A Pajero installed with "Hydrogasifier" saved fuel by 40 percent in city driving, and by as much as 87 percent in highway driving, Celis said.
He said a 1994 Toyoto Corolla car using the device saved fuel by 50 percent in highway driving and up to 30 percent in city driving.
"It is my humble contribution to the world in containing global warming which is threatening man's existence," Celis said.
"I do believe that my invention can contribute greatly in conserving energy and reduce global warming in response to the 1997 Kyoto Protocol on Climate Change, wherein the World Bank will pay us US$ 20 per ton on carbon emission reduction," he said.
The 74-year old Filipino inventor said that the "Hydrogasifier" does not only save motor vehicle owners with lots of money due to less fuel consumption but also complies the Clean Air Act of 2003.
Celis also said that the success of his invention will "generate employment for our people and earn foreign exchange from exporting the device."
Job generation is one of the main concerns of President Gloria Macapagal-Arroyo before she ends her term in 2010.
Celis appealed to the Philippine government to extend financial assistance in the filing of international patent "for this important invention to guarantee the Philippines of exclusivity in manufacturing this Filipino technology."
He said his invention can also be installed in factories to control pollution.
"The ultimate solution to stop global warming is now here in the Philippines," Celis said.
He said that vehicles using the device are like trees, which helps lower carbon emission in the environment, as these release only 6.5 percent to 7.6 percent oxygen from the tail pipe to make cities clean and healthful. (PNA)

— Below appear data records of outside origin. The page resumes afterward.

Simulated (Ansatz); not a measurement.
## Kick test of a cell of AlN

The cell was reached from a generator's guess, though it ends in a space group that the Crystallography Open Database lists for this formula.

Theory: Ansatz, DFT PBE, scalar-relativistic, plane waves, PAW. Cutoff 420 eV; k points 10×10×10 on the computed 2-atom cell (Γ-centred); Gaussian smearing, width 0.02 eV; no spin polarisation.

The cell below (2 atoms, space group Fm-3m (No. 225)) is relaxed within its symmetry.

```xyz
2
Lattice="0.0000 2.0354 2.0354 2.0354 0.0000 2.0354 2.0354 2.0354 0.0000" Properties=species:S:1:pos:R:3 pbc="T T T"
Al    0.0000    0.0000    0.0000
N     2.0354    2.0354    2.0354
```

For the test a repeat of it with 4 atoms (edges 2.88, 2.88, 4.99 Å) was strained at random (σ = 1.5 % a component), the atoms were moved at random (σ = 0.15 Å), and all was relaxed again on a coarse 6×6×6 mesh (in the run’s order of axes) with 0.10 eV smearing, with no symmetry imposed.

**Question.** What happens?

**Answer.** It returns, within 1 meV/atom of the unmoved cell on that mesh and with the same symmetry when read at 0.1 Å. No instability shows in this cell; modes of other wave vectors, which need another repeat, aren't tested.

GAS SAVING DEVICE AND METHOD FOR DISSOCIATING WATER
The present invention relates to a gas saving method and device and more particularly to a method for converting water into fuel enhancer for combustion engines by dissociating water into its constituent hydrogen and oxygen gases by efficiently utilizing the hot exhaust gas of the engine for heating the dissociation device. The hydrogen and oxygen gases produced are immediately introduced into the combustion chamber through the intake manifold of the engine to burn and cause efficient combustion of the fuel that results in fuel savings, reduce emission, add power and speed to the engine and release oxygen from the tail pipe for a healthy and friendly environment. The method and device is safe to use because storage of hydrogen is not necessary.
Background of the Invention
Although hydrogen is a clean and a powerful source of energy, it is a chemically active element and not available in the free state in nature in elemental gaseous form, it must be produced and stored for utilization in engines, but hazardous to the monitoring public when carried on board a vehicle in case of accident.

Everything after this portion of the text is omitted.